Ah, penny, brown penny, brown penny,               
One cannot begin it too soon.

-  W.B.Yeats




Monday, 12 May 2014


So, I have disappeared again. A quick catch-up is required.
James once again offers Peter the benefits of his advice

Zorndorf, having stuttered to a halt, has Groundhog Day-like started up again. This time the final terrain changes encouraged Peter as the Prussians to press his attack across a wider front. He has had more success than I did last time around, but fortunately his pre-battle artillery bombardment wasn't as effective. The decisive element will be how Seydlitz's cavalry do against my right flank which I believe is the only place he can logically bring them on. Rule changes - quelle surprise - have meant no action so far for the Cossacks. But they're still there just in case. James rather forcibly pressed his copy of the Osprey into my hand as preparation for speaking to the punters at Triples - as if - and Peter, scheduled by James' OCD to read it next, will be pleased to learn that I did not follow instructions by reading it while having a dump.
"Why didn't they follow Fredrick's orders?"

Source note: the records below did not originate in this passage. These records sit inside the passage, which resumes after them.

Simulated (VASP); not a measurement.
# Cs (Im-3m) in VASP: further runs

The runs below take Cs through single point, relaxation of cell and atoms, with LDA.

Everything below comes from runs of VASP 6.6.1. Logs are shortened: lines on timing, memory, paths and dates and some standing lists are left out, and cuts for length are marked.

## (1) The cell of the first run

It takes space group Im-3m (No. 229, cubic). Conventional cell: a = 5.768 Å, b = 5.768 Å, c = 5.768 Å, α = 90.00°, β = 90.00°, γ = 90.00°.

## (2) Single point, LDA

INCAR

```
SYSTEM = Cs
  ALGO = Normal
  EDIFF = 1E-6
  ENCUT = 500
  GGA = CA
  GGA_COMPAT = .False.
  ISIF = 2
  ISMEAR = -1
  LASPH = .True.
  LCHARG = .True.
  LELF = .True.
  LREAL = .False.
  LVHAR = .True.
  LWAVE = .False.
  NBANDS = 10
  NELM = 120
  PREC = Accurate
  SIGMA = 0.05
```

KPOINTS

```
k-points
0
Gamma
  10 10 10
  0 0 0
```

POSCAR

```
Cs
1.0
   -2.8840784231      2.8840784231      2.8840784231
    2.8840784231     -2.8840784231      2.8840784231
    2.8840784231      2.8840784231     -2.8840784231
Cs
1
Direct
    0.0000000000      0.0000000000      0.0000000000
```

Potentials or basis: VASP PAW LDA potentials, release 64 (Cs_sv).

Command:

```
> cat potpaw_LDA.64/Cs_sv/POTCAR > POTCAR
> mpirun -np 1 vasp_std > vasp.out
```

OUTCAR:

Culture has been a bit light, but I did catch Robert Cray who was pretty damn good. If I'm honest I prefer my blues a bit grittier, but that's almost like criticising him for being too good a guitar player.

A shortened visit to the Victoria Hotel saw the obligatory opening game of Apples to Apples followed by Quantum and Alien Frontiers. The last two are of course completely different, but both feature dice as spaceships. I won what was my first game of Alien Frontiers by adopting a strategy of never buying any cards, a tactic I often follow in for example King of Tokyo. I think that Quantum manages that aspect better by giving you the cards for placing cubes (the object of the game) instead of you needing to buy them instead of placing colonies (the object of the game in Alien Frontiers). But what do I know? [Yes I know that the one thing I know is that that is a rhetorical question]

And expect big news on the wargaming annexe later this week.

Tuesday, 6 May 2014

No ifs, no buts, no disability cuts

No doubt foremost amongst your worries is whether all this work has interfered with my dedication to cultural vultureness. Fear not, I am as pretentious as ever and have been packing them in.

First up was 'The Threepenny Opera' in a lyrically updated version by the Graeae Theatre Company that was in-your-face in a way that would doubtless have been admired by Brecht and Weill themselves. This is yet another of those classics that I had somehow managed to miss previously, although we are all familiar with the opening song. Altogether now:

"Oh the shark, babe, has such teeth, dear
And it shows them pearly white"

Graeae champion 'accessibility' and they integrate deaf, blind and physically disabled performers into the action in a performance enhancing manner that doesn't make one not notice them, but actually makes one glad that's the way it is. Personally I was very taken with the way that the BSL interpreters' roles became as important as the singing main characters. Top marks to Jude Mahon in particular.

Next was 'La Boheme' in a revived Opera North production, but one which still did it for me. Classic Puccini and one of those operas that I would urge those who have never been before to start with. Lush tunes, nonsensical plot and it doesn't end well for the heroine; what more could one want?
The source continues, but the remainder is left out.